You can see a [reference](https://pandas.pydata.org/pandas-docs/stable/user_guide/io.html) in the user guide.

Two in particular merit an additional mention:

1. **Parquet.** Apache Parquet is a high-performance compressed file format that I like to use for data that I want to use again in Python. It retains the type information, and it continues to work well up to file sizes of a few GBs.
1. **SQL.** If you are working with a database directly (including the ones we will see later), the SQL support in pandas is really convenient. That said, if you are using a service with its own package (e.g., WRDS), you probably want the more specific package.

# Breakout Exercises

Time permitting, try out some of the data handing techniques that we learned above on your own data.

## EX1: try your data

Let's use pandas on a dataset you already have.

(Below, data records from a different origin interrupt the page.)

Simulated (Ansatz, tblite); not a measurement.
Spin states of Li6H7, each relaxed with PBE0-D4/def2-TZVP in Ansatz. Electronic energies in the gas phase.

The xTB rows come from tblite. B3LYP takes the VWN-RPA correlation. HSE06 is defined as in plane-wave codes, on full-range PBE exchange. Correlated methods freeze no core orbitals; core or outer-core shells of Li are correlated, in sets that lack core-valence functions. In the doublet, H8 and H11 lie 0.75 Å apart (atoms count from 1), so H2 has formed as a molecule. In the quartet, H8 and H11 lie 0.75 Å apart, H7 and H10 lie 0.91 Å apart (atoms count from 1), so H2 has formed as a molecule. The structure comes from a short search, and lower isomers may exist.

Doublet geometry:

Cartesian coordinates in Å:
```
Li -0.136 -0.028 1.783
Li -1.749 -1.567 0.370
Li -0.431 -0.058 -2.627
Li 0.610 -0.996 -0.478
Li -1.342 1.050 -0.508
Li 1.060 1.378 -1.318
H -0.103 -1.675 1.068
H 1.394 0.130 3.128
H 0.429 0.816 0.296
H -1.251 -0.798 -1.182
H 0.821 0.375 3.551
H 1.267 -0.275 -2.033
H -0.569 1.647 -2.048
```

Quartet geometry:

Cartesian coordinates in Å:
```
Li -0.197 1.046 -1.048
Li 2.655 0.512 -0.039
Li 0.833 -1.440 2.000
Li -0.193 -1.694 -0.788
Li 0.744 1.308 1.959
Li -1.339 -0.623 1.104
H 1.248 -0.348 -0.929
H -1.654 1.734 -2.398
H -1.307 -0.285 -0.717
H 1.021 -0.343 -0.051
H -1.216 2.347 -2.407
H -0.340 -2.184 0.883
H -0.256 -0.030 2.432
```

1. Read your dataset into a pandas dataframe with the name `my_data`. To find the proper function, you may want to look at the [pandas IO reference](https://pandas.pydata.org/pandas-docs/stable/user_guide/io.html).
1. Display the first 10 rows.
1. Display the datatypes of the columns. Notice any problems.
1. Try some of the skills we learned above. For example, you might rename a column or select the data where a certain column takes a value (or satisfies some condition).

In [None]:
# 1-1 code

In [None]:
# 1-2 code

In [None]:
# 1-3 code

In [None]:
# 1-4 code

# Bonus content

One thing to notice in our code above is that we have several datasets all in memory at once.
In some stats packages, this is not nearly so easy.

For example, in Stata, they recently added the concept of multiple datasets, but the interface is much more difficult to use.
In contrast, with pandas, we simply use the name of the dataframe and then whatever operation that we are doing.

In [None]:
firmyear.head()

In [None]:
stock.head()

In [None]:
msft_nyt.head()